Chairman Shields serves on the Business Advisory Council and said that they were going to start a marketing campaign for the quarter-cent sales tax.

“We’re going to do everything to make it work this time,” Shields said. “Last time it didn’t make it but we’re going to work hard this time to market it in such a manner that the public will understand their role in securing more [funds] for the Macon County schools.” 

According to Shields, changing the use of future revenues from capital to operating expenses was part of this marketing strategy. Members of the Business Advisory Council in support of the sales tax did not want the $62 million state grant  the county received for the new high school project to be a deterrent to people voting for the new sales tax that had previously been intended for use on the same project.

“The rhyme and reason behind that, to leave the word capital out of it is because it could turn out to be a negative as people are voting and saying, ‘well, we’ve got enough money out there now you’ve got $62 million,’” Shields said. “We don’t want that to interfere with what we’re trying to do here with the quarter-cent sales tax.” 

However, Commissioner Josh Young argued to change the referendum so that any revenues from the sales tax could be used on both capital and operating expenses in the school system. He noted that while the county did receive a large grant for the high school, the project will still cost over $100 million in total. In addition, the school system also has ongoing capital projects at the Highlands School, the Nantahala School with the sewer treatment plant, the middle shcool track and geological surveying for the Highlands soccer field. There are also needs in the near future for a new East Franklin Elementary School, which is overcrowded and has several maintenance needs.

“$62 million goes a long way, but there’s $200 million in capital needs,” said Young.

If approved, the quarter-cent sales tax would apply to anyone purchasing goods in Macon County — residents, as well as visitors — and would apply to all items other than unprepared food and gas.

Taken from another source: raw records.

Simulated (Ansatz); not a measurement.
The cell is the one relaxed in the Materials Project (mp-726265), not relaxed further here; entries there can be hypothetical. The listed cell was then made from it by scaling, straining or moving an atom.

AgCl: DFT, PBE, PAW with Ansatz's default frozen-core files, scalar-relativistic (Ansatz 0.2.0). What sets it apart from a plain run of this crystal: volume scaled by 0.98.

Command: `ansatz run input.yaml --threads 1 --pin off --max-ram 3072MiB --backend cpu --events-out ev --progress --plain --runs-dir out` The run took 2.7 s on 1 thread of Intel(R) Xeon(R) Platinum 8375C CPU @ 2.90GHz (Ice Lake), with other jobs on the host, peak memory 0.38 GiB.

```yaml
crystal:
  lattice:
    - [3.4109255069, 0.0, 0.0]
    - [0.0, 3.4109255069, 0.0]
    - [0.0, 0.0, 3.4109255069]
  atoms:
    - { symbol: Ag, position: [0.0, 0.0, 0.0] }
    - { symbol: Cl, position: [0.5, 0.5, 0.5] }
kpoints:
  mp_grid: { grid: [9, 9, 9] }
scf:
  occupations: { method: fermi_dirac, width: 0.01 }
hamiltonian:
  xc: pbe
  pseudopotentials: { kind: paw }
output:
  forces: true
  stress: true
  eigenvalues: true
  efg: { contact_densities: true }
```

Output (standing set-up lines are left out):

In North Carolina, all counties have the option to levy a quarter-cent sales tax. According to the legislation, the sales tax can be implemented on the first day of any calendar quarter as long as the county gives the N.C. Department of Revenue at least 90 days advance notice. If a referendum is held in November during the General Election and passes, the earliest a county could begin collecting the revenue would be April 1 of the following year, provided it adopts a resolution levying the tax and forwards it to the Department of Revenue prior to Dec. 31.

On a motion made by Young, the commission unanimously approved changing the referendum for the quarter-cent sales tax to allow for use of revenues in both capital and operational needs in the school system.